In a soothing voice, Willite Keyes explains to her brother Julius that she is his sister and that she is taking him to California to be near her and another brother.
In a few minutes, Julius Johnson, 74, may ask her again.
“Who are you?”
And she explains again. “I’m you’re sister.”
Then he’ll ask if he has other family members, too, and she’ll describe their large family in Memphis and their brother on the West Coast.
Keyes, 64 and Johnson’s youngest sibling, does so happily. It’s been more than 15 years since she laid eyes on her brother, now suffering from dementia.
She and brother Melvin Collier arrived in Denver over the weekend to take their oldest sibling home with them. Reunited after nearly half a century by the efforts of his apartment manager, the family is happy to have Johnson back, even if he does not remember all that well.

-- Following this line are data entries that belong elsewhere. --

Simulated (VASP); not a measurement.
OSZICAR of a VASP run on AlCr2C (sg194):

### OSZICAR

“He was my big brother and I idolized him,” she said. “He was always talked about.”
Johnson left Memphis in the 1950s for Oakwood College but was soon drafted. After two years in the Army he settled in Denver nearly 47 years ago. The family relied on handwritten letters and rare phone calls to keep in touch over the years.
“He was always a private person,” said Keyes, who also cared for their mother with dementia before she died nearly 15 years ago. “All we knew was that he was in Denver.”
A year ago, she and Collier received letters from Johnson that said he planned to move west to be closer. Keyes enthusiastically responded with a letter of her own, but there was no response.
So when her phone rang nearly a month ago and it was the manager of Johnson’s HUD-subsidized apartment building – Olin Hotel Apartments on Logan Street – she was relieved.
Johnson put a skillet on the stove and forgot about it, smoking out his apartment. His too-big pants fell to his ankles in the hall because he forgot a belt. He was found in the middle of the street near City Park, but didn’t know where he lived.
Normally, without a family contact, social services is called to place those who become ill in other facilities, but the manager, Jan Wright, pestered Johnson for a relative’s number.
“So many people wouldn’t have done that and just gone to social services,” Keyes said. “I thank God for her.”
Johnson realizes he is losing his memory and jokes about it with a big, toothless smile.
“I can’t even remember when I came into this room,” he says. “We’ll talk as long as we can and remember as long as we can.”
His sister fills in the gaps for him now. They were born in Memphis, have two other brothers and grew up picking berries, cherries and other produce during summers in Michigan.
Johnson remembers some details, like the faces of his mother and grandmother, confronting an angry rattlesnake during the war, being stationed at Fort Carson and that he was born in 1931.
Johnson will leave Denver on Tuesday with Collier on a train because he does remember that he does not like flying.
“I’m just a forgetful old man,” he says smiling. “I was a wanderer.”